Data quality thoughts

My e-friend, Beth, has been busy posting from the Information on Demand conference in Las Vegas. She holds dear the belief that data is key, and quality data is the master key. I think saying it like that is putting words into her mouth, but hopefully I am not distorting her view point too much. In fact we are probably kindred spirits on this, everything I do professionally is underpinned by data quality. Anyway, Beth pondered a question about data quality and unstructured data, an intriguing concept that I thought I might think about too.

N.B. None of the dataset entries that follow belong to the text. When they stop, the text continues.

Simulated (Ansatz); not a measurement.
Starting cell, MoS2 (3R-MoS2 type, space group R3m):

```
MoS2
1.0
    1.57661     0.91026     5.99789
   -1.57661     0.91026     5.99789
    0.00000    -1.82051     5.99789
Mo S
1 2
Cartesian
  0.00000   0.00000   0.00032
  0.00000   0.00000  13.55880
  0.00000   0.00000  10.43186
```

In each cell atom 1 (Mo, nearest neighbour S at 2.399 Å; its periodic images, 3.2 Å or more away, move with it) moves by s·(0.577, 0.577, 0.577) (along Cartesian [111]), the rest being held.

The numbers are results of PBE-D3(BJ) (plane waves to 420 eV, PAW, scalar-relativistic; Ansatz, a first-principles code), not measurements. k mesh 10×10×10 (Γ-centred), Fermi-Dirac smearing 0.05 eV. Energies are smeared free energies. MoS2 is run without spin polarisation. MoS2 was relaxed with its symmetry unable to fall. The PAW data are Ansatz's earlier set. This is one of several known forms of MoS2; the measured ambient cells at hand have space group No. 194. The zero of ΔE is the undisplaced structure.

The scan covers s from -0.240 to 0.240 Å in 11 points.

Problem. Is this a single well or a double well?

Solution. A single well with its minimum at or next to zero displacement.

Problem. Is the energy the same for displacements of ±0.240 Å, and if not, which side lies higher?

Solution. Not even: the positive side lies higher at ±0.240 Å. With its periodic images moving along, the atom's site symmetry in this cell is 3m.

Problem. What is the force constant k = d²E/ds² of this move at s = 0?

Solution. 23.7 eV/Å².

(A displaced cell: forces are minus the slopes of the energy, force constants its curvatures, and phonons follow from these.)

Quality in structured data is simple (from a rules viewpoint) for me: if it is not clean I won't store it. That is, upstream of my data warehouse I have processes to clean data; it is de-duplicated, referentially checked, sense checked or whatever-else-is-appropriate checked before it is loaded and the nonconforming data is parked for investigation or rule-based fix-up. Dirty data is bad for reporting accuracy and user confidence, it is also problematic to remove once it has been propagated though a BI system. Tools exist to profile data, and database features help to clean up some of the problems with data hierarchy mismatches, for example Oracle dimension objects can be examined by a call to DBMS_DIMENSION.VALIDATE_DIMENSION (or before 10g, the similar DBMS_OLAP.VALIDATE_DIMENSION) and inspecting the exceptions table for 'bad' rows; this may not be the technique of choice for a data load process, but is a good method to validate that already loaded data complies to your sense of dimensionality.

But when we move to unstructured data we come across a fundamental problem... what is quality? By definition there are no clearly defined dimension hierarchies, there probably aren't even tags to identify whether data is 'reference' (unstructured reference data sounds a bizarre concept!) or 'fact' let alone customer or product related. We are probably not concerned with duplicates as each unstructured item should be considered as unique, but do we need consider near duplicates to be versions (revisions) of the same item or new items? In practice the only sensible thing to today is store the data 'as is' maybe correcting spelling to some standard form (but that could well contravene governance rules) and rely on smart contextual indexing techniques to identify data items that possesses attribute.

Establishing context is hard

A long while back I worked on a project for a publisher of online classified ads that takes copy submitted electronically and assess it for compliance with standards of legality and decency. Apart from a complex rule base that required certain professions to supply validation of right to practice, the brunt of the system was about scanning for rude words, their phonetic equivalent and IM and web variants where numb3rs might appear in place of letters and vowels dropped. But this approach really worked with words in isolation, moving to spans of text and scanning for expressions becomes harder - just think about electronically trying to establish meaning from poetry where metaphors and non-standard word meanings abound. And then when the feed is not keyed text but machine recognised speech or scanned handwriting.